Hi,
I'm working with a client that will be receiving a $800,000 SBA loan. He currently owns 50% of an Scorp and 50% interest in a partnership. The partnership owns the building that the Scorp is renting from. His plan is to use $200K to purchase the other 50% of the Scorp shares and $230K to purchase the other 50% interest in the partnership. $300K of the loan will be used to pay off the existing building loan and the remaining $70K will be used by the Scorp for cash flow. SBA can only deposit the loan into one account and can only accept payment from one account. We're trying to figure out the best way to structure this to line up the balance sheets and be able to deduct the interest. My thinking is to have SBA deposit the $800K into the partnership (which will soon be a single member LLC). From there, the LLC can loan the Scorp $70K for the cash flow and my client $430K for the purchase of the shares and partnership interest. The LLC would deduct 100% of the interest and report interest income from the Scorp and my client using the same interest rate that aligns with the SBA. The Scorp and my client would also get an interest deduction on their respective tax returns. Am I missing anything? Any better ideas?
Thanks
According to my client, the LLC, Scorp, and individual will all be on the loan and can be deposited into the entity of choice. I'll find out what the intended uses of the funds disclosed are for.

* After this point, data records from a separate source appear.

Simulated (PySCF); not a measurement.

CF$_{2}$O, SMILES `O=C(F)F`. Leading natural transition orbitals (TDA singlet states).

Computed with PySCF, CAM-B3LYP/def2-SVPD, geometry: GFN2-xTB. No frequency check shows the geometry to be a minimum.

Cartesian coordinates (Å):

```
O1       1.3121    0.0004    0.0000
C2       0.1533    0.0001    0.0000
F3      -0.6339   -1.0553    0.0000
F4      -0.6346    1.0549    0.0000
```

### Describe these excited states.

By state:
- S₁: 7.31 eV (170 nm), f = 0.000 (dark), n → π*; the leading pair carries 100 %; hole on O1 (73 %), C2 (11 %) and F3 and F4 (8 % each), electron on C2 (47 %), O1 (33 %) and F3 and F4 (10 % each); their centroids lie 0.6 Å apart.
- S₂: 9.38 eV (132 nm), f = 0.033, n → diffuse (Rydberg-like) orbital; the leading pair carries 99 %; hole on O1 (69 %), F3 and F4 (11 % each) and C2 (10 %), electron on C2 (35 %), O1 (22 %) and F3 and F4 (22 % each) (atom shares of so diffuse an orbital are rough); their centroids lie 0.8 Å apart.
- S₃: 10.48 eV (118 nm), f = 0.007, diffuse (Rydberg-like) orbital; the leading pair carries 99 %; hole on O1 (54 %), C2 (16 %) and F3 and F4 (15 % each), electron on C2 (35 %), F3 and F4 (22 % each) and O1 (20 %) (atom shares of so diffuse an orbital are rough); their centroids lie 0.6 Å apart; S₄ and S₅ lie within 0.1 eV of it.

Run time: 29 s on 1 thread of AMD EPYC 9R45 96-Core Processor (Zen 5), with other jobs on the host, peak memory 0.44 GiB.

The intended uses were disclosed. They match what I mentioned earlier
To summarize, factually: an individual will have a SMLLC and an S Corp and this is self-rental. The SMLLC intends to be a lender to the sole proprietor, so the loan proceeds used to buy the partnership and the property all belong to the individual, and it's not part of the business operation. The sole proprietor intends to pay themselves interest, to allow both parties to claim it. And they're changing real estate interest to personal interest. The SMLLC is a lender to the S Corp. The fractions to the sole proprietor are the purchase of the rest of the S Corp, to buy out the partner, to shore up the S Corp, and to pay off the mortgage.
It seems this is all personal, including a loan from Shareholder? Are you maybe running the data in circles?
That's correct. The only part that would be business is the $300K to refinance the SMLLC building and the $70K loan to the Scorp. The rest is personal to buy out the shares and partnership interest. Does it make sense to have the full amount of the loan issued to the individual? He can then loan the Scorp the $70K and deduct the rest of the interest on the 1040.
The refi is on a personal investment (real estate), not a business activity. That goes with the personal return. The loan to the S Corp is a personal loan "from shareholder." The S Corp does not pay the SBA directly, if it's not the S Corp as the borrower. If the S Corp pays the SBA, that's really a distribution to the shareholder. If there is a wrap around lending agreement, the S Corp pays the person, the person pays the SBA.
"Does it make sense to have the full amount of the loan issued to the individual?"
Here's what you stated: "the LLC, Scorp, and individual will all be on the loan and can be deposited into the entity of choice"
All on the loan is not the same as three separate loans. The LLC is moot, it's the person now. The S Corp is the only other entity, so if the individual is signing as President, that is person + Corp. If they are signing alone, they are the borrower and the debt is all theirs no matter what.
I read a lot of semantics here, but it's a shorter line between the points. It seems to be one person, multiple activities, not multiple start and end points.
First of all, thank you both for your time and input. I truly appreciate it!
In the end, the goal is to be able to deduct as much interest from the loan as possible. The $800K can only be deposited into one account. If it's deposited into the individuals account, he should be able to deduct the interest from the Scrop share purchase on schedule E. The 50% interest in the partnership is primarily the partner's equity in the building. I'm assuming he can deduct the interest from that as well as the $300K refi on schedule E. The $70K to the Scorp would be a loan from the shareholder with the Scorp deducting interest according to the note and the shareholder claiming as interest income on the 1040. I believe the only way to deduct the interest on the $70K would be as investment interest on the schedule A.